Continued Adventures in CheapML for IoT
· 約2分
I have probably bit off more than I can chew with this project. However, the progress made on automated labeling and model conversion has been a game-changer for my local-first AI experiments.
What is hard (or time-consuming) about this?
- Generating the testing/training data set. I ended up using a VLM for the initial labeling, with manual overrides for edge cases. I started with Moondream, but eventually transitioned to Qwen2-VL, which proved far more robust for object identification. In retrospect, we also should have tried out Molmo instead of LLaVA for its superior zero-shot performance on high-resolution snapshots.
- As I'm trying to run this with limited resources on a Raspberry Pi 4 (4GB RAM), that means starting the ML models from scratch and aggressive pruning/quantization.

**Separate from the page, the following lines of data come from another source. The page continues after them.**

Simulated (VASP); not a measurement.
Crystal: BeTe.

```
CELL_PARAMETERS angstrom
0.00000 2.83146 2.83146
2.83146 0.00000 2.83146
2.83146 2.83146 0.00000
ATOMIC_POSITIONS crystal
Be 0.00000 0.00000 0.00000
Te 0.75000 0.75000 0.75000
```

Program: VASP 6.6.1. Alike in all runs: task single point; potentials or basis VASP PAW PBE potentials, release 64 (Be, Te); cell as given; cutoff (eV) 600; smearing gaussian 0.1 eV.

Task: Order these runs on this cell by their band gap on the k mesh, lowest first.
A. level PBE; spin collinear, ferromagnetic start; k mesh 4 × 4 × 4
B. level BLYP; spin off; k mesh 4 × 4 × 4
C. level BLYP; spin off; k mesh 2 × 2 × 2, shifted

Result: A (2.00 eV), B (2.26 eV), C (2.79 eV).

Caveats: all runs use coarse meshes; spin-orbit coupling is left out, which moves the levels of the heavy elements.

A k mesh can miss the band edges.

- Trying to leave something that is generalizable enough for other cameras in the house—or just give up and pay the $20/mo for Frigate/Scrypted Cloud. The goal of "CheapML" is to see how far we can get with pure open-source and local hardware.
The Conversion Pipeline
The current pipeline takes a PyTorch-trained model, converts it to ONNX for optimization, and then finally to TFLite to squeeze it onto the RPi 4's CPU/TPU. Each step requires careful calibration to avoid significant accuracy loss during quantization.